2.11 Custom Hardware: 3D printing parts can be an effective method to save funds and also allows for system-based customization. For example, some lasers may have built in mounting plates, while others that do not may need a more custom solution to be mounted. Such was the case with the 561nm green laser used in this setup; because there were no mounting holes built into the laser, OpenSCAD software was used to design a custom 3D printed mount to securely attach the laser to the optical table at the correct height. Beyond custom mounting components, systems that use an immersion medium at the O2-O3 relay interface may require custom water chambers or other custom components to allow for proper immersion of the horizontally mounted objectives.  

3. Layout Considerations: Several aspects should be considered when designing the overall system.   


3.1 Height of Components: When mounting the laser, an important consideration is the height of the illumination beam above the table. Given the optical components already in the possession of this lab (many 4" posts and post mounts), a height of 6” made sense for our build. However, it is commonplace in high-resolution optics to build microscope system as close to the table surface as possible in order to increase the stability of individual components. As such, a user may consider purchasing optical components with this shorter height in mind, rather than following the height of our system. This will not affect any capabilities of the system beyond the long-term stability of the components. 


3.2 Physical Footprint: Another consideration when building on an optical table is the system footprint. While our design does not optimize the footprint of the SOLS microscope as a whole, it would be simple to do so by adding in reflective elements between the different 4f systems to create more 90° bends. For users that are interested in building multiple setups on a single optical table, this may be of more concern. 


3.3 Alignment Guides: If building on an optical table, utilizing the different lines of holes to align different segments of the overall build. This can be achieved through the intentional placement of different reflective elements to direct the laser light directly above a line of holes on the table. If achieved correctly, optical components can be mounted directly onto those lines of holes for easy centering, rather than going through a tedious alignment process to center optical components to the laser light. On a related note, it may be helpful to design the system so that different segments of the system are 90° to each other, ensuring that the laser light follows a particular line of holes along the entirety of the design.

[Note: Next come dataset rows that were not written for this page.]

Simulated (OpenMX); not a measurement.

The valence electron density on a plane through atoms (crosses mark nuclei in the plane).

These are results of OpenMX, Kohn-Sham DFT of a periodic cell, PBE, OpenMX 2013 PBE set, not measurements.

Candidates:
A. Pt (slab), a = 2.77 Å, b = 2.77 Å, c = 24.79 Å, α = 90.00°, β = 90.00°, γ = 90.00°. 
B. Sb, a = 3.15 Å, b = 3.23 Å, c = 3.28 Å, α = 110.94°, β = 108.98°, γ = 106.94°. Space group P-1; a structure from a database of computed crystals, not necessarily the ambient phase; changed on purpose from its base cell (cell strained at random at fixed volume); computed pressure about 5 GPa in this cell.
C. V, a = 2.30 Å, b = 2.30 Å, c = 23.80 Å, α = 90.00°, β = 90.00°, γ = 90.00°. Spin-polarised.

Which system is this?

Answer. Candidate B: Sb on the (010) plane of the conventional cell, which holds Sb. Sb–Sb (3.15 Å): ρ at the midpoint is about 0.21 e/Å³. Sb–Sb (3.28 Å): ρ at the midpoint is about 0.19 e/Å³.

3.4 Mounting Issues: When designing the physical system, it is not uncommon to run into mounting issues (i.e. two optical components are so close that there is not room for both base plates on the optical table). This should be taken into account when designing the physical layout of the system by aiming to maximize the space between components that must be mounted individually; often, this is a matter of where the reflective elements are placed in relation to the 4f systems of lenses. If these issues can not be solved through the design, users can purchase different mounting accessories to extend the position of a mounted component from the top of the mount itself. 

 

Figure 4: Schematic layout of SOLS system with all components labeled. Excitation path shown in green. Emission path shown in red.  


ND Wheel: Variable neutral density filter wheel; L1-L4: Plano concave achromat lenses; CL1-CL3: Cylindrical lenses; M1-M3: Mirrors; TS1-TS2: Translation stages; DM: Dichroic mirror; Galvo: Scanning galvanometer; SL1-SL2: Scan lenses; TL1-TL2: Tube lenses; O1-O3: Objectives. EF: Emission filter. Focal lengths of lenses: L1:100mm; L2:45mm; CL1: 50mm; CL2: 200mm; CL3: 100mm; L3:150mm; L4: 100mm; SL1: 75mm; TL1: 200mm; SL2:150mm TL2: 125mm TL3: 200mm See parts table for more detailed part specifications. 

Figure 5: A. Top-down photo of the physical SOLS system on the optical table, excluding the sample stage area. B. Top-down photo of the sample stage area (extension to Part A). Excitation path is shown in green. Emission path is shown in red.